Supreme Court Justice Thomas Calls for Overturning Landmark Libel Case

By | February 20, 2019

Justice Clarence Thomas called for the U.S. Supreme Court to overturn the landmark 1964 New York Times v. Sullivan ruling, which protects news organizations from most libel suits when they write about public figures.

Adding to a list of far-reaching positions he has taken on constitutional questions, Thomas wrote Tuesday that the New York Times ruling and follow-up cases “were policy-driven decisions masquerading as constitutional law.”

Thomas’s position aligns him at least to some degree with President Donald Trump, who has called for overhauling the country’s libel laws to make it easier to sue.

Thomas, 70, has long stood out for his willingness to discard decades-old legal assumptions. In 1992 Thomas questioned whether the constitutional ban on cruel and unusual punishment applied to prisoner abuse. In 2004 he wrote that the Constitution’s prohibition on government establishment of religion restricts only federal officials, not the states.

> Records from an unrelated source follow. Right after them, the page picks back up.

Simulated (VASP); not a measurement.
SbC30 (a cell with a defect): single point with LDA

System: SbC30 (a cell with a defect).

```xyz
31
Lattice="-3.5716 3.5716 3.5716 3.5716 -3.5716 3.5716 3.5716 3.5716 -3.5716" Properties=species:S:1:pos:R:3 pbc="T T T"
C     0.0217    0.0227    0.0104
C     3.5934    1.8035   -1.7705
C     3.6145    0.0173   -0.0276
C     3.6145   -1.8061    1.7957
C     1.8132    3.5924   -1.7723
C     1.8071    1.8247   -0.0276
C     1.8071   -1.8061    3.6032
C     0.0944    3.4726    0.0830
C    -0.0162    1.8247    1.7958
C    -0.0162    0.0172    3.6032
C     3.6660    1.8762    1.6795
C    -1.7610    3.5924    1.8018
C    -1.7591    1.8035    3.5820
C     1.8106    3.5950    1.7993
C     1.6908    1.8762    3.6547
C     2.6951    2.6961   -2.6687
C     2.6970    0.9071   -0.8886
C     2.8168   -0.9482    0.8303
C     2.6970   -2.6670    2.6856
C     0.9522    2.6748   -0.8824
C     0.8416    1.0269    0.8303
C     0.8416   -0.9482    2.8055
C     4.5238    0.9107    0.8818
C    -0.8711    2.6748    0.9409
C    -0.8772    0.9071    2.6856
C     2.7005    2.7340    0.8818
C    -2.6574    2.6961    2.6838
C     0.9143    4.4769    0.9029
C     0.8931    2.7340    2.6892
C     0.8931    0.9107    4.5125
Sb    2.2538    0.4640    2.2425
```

Those positions stem from Thomas’s view that the original understanding of the Constitution should guide today’s application of it.

The New York Times ruling says that news organizations and other speakers can’t be sued for defaming a public figure unless they act with “actual malice.” The case involved an advertisement seeking donations for Martin Luther King’s legal defense and criticizing police tactics used against civil rights protesters.

Thomas, a 1991 appointee of President George H.W. Bush, said Tuesday the reach of defamation law was a matter for the states.

“We did not begin meddling in this area until 1964, nearly 175 years after the First Amendment was ratified,” he wrote. “The states are perfectly capable of striking an acceptable balance between encouraging robust public discourse and providing a meaningful remedy for reputational harm.”

Thomas’s 14-page opinion accompanied a Supreme Court order that refused to revive a defamation lawsuit against entertainer Bill Cosby. The suit was filed by Kathrine McKee, who said Cosby defamed her in the course of denying her allegations that he raped her decades ago. Cosby was convicted of sexual assault last year in a separate case.

Trump, who frequently attacks the news media as dishonest, called for a “strong look at our country’s libel laws” in January 2018 after the publication of a book depicted him as an inept leader of a dysfunctional White House.

During his campaign in February 2016 Trump said a rally, “We’re going to open up libel laws and we’re going to have people sue you like you’ve never got sued before.”